Related link: https://www.cafeconleche.org/oldnews/news2004May5.html
While writing a report on XML Europe for distribution at work, I couldn’t find the excellent notes taken by a former neighbor from my Brooklyn days, Elliotte Rusty Harold, so I e-mailed him to ask. (It turns out that he archives Cafe Con Leche news items on individual pages for each day of news; for example, his notes on the second day of the conference are at https://www.cafeconleche.org/oldnews/news2004April20.html
.) I also suggested that he add ID values to his block-level elements so that documents like my report could link to his discussions of specific talks at the conference.
I’ve written before in this forum (1, 2) about the value of adding ID values to HTML and XML block-level elements. As I wrote to Elliotte, “Simple automated ways to add genuinely useful metadata are few and far between, so I think it’s worth jumping on any we can find.” Tim Bray wrote an excellent essay on metadata with the assertion, catchy enough that Simon St. Laurent blogged it on the O’Reilly Network, that “there is no cheap metadata.” Tim contradicted himself, however, by listing some metadata that’s free: “filename, created/modified dates, who created it, what kind of file (HTML, Excel, PowerPoint), how big it is.” This metadata, although free, has definite value. The knowledge that Google’s number one hit for my search term is a four meg Word file and the number two hit is a 200K HTML file strongly influences my choice of which link to follow first, and providing criteria for making link traversal decisions is the whole point of link metadata.
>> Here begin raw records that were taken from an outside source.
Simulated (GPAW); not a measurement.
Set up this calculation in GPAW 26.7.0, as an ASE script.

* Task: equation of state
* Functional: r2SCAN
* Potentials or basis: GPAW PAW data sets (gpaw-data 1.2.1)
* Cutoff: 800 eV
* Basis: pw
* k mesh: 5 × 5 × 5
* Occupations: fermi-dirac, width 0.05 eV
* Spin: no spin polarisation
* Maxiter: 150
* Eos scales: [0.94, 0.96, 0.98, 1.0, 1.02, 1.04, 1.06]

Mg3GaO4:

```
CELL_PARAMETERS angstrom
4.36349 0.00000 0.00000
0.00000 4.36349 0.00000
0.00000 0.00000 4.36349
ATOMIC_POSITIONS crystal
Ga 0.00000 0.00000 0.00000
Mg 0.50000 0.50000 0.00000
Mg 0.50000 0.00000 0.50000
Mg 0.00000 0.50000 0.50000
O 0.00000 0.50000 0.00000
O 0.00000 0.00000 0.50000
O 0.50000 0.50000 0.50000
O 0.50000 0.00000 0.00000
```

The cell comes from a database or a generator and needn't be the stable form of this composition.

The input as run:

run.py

As Tim alludes, the best metadata comes from a paid staff making human judgments about the best metadata to add. I’ll call this “judgment-call metadata” to distinguish it from metadata generated with algorithms. This is expensive, but makes sense at a business like my employer because lawyers will pay extra for summaries of court decisions and for the ability to search legal cases using keywords from a carefully maintained taxonomy. But what about users without the kind of working budget that lawyers have?
Some useful metadata is still pretty cheap. I managed to convince Elliotte that the trouble of adding IDs to block elements was worth it. Larry Page and Sergey Brin, who didn’t start off with giant server farms but by doing academic research, identified and took advantage of a new kind of web metadata that was cheaper than human editors, and it certainly worked out well for them.
The Google page rank algorithm and automatic addition of ID values are just two sources of inspiration to spur us into looking for new sources of cheap metadata—or at least to look for new, inexpensive incentives for people to add judgment-call metadata. I’d love to see the semantic web movement more concerned with finding and generating usable metadata and less focused on what to do with that metadata come the revolution. FOAF files are fun, but demonstrating the potential value of the semantic web will require more metadata than information about which of our friends also have FOAF files.
A bit of lobbying might help. I’ve asked O’Reilly to include the Subject, Secondary Subject, and Topic values entered with each of these O’Reilly network weblog postings in the RSS feeds about them. Is your blogging tool collecting more metadata about each entry than it includes in its RSS feeds? Why? Ask the people behind it.
What about new incentives for adding judgment-call metadata? Stephen Cayzer’s work at HP Labs (see his XML Europe paper), which demonstrates how better user interfaces can make the entry of metadata less trouble for the user, will hopefully inspire others to think more about acquiring good metadata and postpone some of their ideas about what to do with that metadata.
The success of javadoc compared with the overall slow progress of literate programming should also give us some ideas: why do the majority of Java programmers consider the trouble/payoff ratio for adding javadoc comments and tags to be low enough that they follow through and do it, while the developers who follow through with all the principles of literate programming are still a tiny minority? What sweet spot has the javadoc system hit that people bother to add this metadata to their code even though their code will compile and run just fine without it?
Where will new sources of inexpensive, parsable metadata come from?